Kafr Qasem residents attend a memorial event on the anniversary of the massacre, in 2019.Credit: Moti Milrod

Ending a five-year legal process, the military appellate tribunal has handed down its ruling regarding the request of a historian to reveal historical documents related to the Kafr Qassem massacre in 1956. But due to a gag order, this ruling cannot be published. So despite the fact that it was given, there is no telling whether, when, and which documents will be revealed to the public. 

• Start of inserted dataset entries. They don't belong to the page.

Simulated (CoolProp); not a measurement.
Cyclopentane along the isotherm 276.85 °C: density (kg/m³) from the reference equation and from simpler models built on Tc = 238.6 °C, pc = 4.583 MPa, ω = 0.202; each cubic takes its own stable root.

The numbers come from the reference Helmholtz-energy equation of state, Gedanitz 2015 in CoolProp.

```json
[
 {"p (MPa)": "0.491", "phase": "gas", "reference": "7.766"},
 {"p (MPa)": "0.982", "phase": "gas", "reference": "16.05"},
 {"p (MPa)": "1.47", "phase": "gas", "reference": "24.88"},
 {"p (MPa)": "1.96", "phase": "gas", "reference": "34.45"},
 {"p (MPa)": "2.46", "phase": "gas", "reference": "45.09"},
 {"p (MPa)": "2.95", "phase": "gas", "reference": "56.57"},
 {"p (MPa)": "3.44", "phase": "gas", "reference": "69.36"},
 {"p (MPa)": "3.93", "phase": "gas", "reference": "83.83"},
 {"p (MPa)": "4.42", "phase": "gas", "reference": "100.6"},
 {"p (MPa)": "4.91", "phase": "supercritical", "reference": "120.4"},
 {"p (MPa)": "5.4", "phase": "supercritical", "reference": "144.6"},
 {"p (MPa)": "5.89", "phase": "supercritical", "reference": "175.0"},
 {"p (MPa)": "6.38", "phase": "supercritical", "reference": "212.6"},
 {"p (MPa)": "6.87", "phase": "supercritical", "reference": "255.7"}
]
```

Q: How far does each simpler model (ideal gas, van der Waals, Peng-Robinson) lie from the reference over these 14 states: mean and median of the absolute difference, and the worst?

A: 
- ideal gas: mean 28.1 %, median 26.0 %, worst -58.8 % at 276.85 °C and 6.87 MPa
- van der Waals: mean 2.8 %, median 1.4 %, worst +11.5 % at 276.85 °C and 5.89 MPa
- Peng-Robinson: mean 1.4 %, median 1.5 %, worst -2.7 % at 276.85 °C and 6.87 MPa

Former state archivist, Dr. Yaacov Lazovic, told Haaretz that “the degree of imbecility of this decision is so great, that no further comment is needed.” Regional Cooperation Minister Issawi Frij, a local resident, who was a witness at the hearing, said that “the decision to prevent the publication of a legal ruling, and thus empty it of meaning, is an improper and undemocratic act.”
Credit: Akevot Institute

The appeal to the court was filed in 2017 by historian Adam Raz, who now works at the Akevot research institute. At the time, he was writing a book about the massacre and sought to publish historical documents written during the military trial conducted in the late 1950s against the perpetrating soldiers. The material requested by Raz included some 600 pages of court minutes and a list of documents submitted as evidence during the 1950s trial. 
The current trial, which dealt with whether to reveal the material, was conducted in closed chambers. The state opposed the request, arguing that revealing the minutes could compromise the state’s security, its foreign relations, or even the privacy or safety of specific individuals.

Former state archivist Lazovic saw the materials on the job and also submitted an opinion to the court, which is also under a gag order. “I have seen the material. I cannot say what it contains, but I can say, both in this regard and in general, that the stance stating that documents from decades ago can harm the state’s foreign relations or public order is completely mistaken,” he said on Monday.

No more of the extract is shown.